(3) 2008 Festivals and Snakes

The biggest Loy Krotan float we ever saw. It drifted down the canal and out of site

The biggest Loy Krotan float we ever saw. It drifted down the canal and out of site

 

Peter boogies at the Regae party we hosted.  Guests were from Punpun, the neighboring seed saving/natural building community.

Peter boogies at the Regae party we hosted. Guests were from Punpun, the neighboring seed saving/natural building community.

 

The beginning of our new chicken coop. We tied split bamboo (which we harvested) as our re-bar for a poured concrete slab

The beginning of our new chicken coop. We tied split bamboo (which we harvested) as our re-bar for a poured concrete slab

 

The pad is poured, hand made bricks moved into position

The pad is poured, hand made bricks moved into position

Work is interupted by a cobra in the brick pile.  It was MUCH bigger in real life.

Work is interupted by a cobra in the brick pile. It was MUCH bigger in real life.

Hi All.  We’re still here and so much has happened since I last wrote I truly don’t know where to begin. 

Our little group of 7 volunteers has grown a bit and 2 days ago 7 Interns arrived.  These are hearty souls who want to learn and live in a communal setting.   They pay a fee to come here and do hands on labor as well as get some classroom teaching and lectures.  They’re an amazing group, from USA, Belgium, Brazil.  Two Thai women and a 3 year old have also come to help for a while.  Anyway, we are now 18 people living closely together.  All meals are together,  all resources are shared.  I find it incredibly cumbersome but not altogether unpleasant because of the funny, smart, kind, generous and/or interesting people in the group. 

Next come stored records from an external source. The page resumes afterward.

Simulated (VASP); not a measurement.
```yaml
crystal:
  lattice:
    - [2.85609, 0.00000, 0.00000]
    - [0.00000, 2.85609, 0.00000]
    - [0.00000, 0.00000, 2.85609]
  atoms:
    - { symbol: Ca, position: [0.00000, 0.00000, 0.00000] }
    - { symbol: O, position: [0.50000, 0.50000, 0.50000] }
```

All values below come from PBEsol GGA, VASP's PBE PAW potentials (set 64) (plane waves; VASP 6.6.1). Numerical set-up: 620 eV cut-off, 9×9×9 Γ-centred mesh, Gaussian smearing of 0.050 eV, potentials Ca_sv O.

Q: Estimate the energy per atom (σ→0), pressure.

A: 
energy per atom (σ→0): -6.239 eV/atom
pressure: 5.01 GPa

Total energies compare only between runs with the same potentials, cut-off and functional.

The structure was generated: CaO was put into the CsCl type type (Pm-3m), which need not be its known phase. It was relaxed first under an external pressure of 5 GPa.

In addition to sustainable living and permaculture, Christian has a very strong, overriding interest in spirituality and most of the crowd here (but not all) are well versed in (westernized) eastern  religions, especially Buddhism.   There’s group meditation every morning if desired, Wednesday s are fruit for dinner and spiritual discussion night.   This isn’t something I was seeking and I often take the opportunity to go for a 25 minute bike ride or just try to make tea.   But, I certainly think the spiritual element aids in the group cohesiveness, the acceptance and tolerance of so many diverse people.  (Apologies for that bad run-on sentence but you know what I mean)

All cooking is done on 2 little wood hods that hold 1 pot each.  They’re absolute devils to get going and keep lit, let alone control the heat.  The other morning I decided to make breakfast while the group was meditating.  We have a schedule and breakfast should be at 7:30.  I spent the whole half hour trying to get the fire lit and failed completely.  Breakfast was late (really late) and I was pissed.   Frustrations like that abound but usually there are also lots of helping hands. 

The Thai’s are great partiers and there have been 2 local festivals already.  Loy Kroton, the thanking-water festival, and a  local temple fund-raiser. 

Enough about humans.  Now let’s talk about the creepy jungle life we’ve encountered so far.  The second evening here I got 2 leaches on my feet and I got a couple more the other evening when I walked in wet grass.  Ucky but harmless and painless.   There have been several lizards-in-the-bed discoveries from our housemates and a couple of snakes-in-the-bed stories too.  We are SO glad we picked a house that’s up in the air on posts!   

We’ve seen 3 small brown scorpions which are reputed to have a very nasty sting and today was the real topper when we pulled a piece of roofing off of a pile of bricks to reveal a very good sized golden/green cobra!    The interns are helping to build a new chicken house (which Peter and I designed) and we were all there moving adobe bricks which were made last spring and have been sitting in a pile all summer.   I was first in the brick passing line so I got the first up close look at the revealed snake – like, 18 inches my face to it’s!   It slowly came out of the bricks and opened it’s hood so we knew it was a cobra.  Some felt it should be killed, especially with a child on the place (and a bunch of us dumb foreigners) but in the end we decided we could move it away alive.  It was slow moving and seemed non-aggressive, clearly wanted to be left alone.   So, a snake catching twitch loop was created and after several tries Thom ( a young farrier from Poland) got it caught and slipped into a bag and it was carted off a mile or so and released.  Everyone was calm, fascinated and, dare I say it, charmed by the snake.  It truly was a beautiful thing with an indescribable color and grace. 

Thanks to everyone who’s emailed and commented.  ( I just discovered how the “comments” work yesterday.  I didn’t realize people had been doing it)  Hope to write more soon.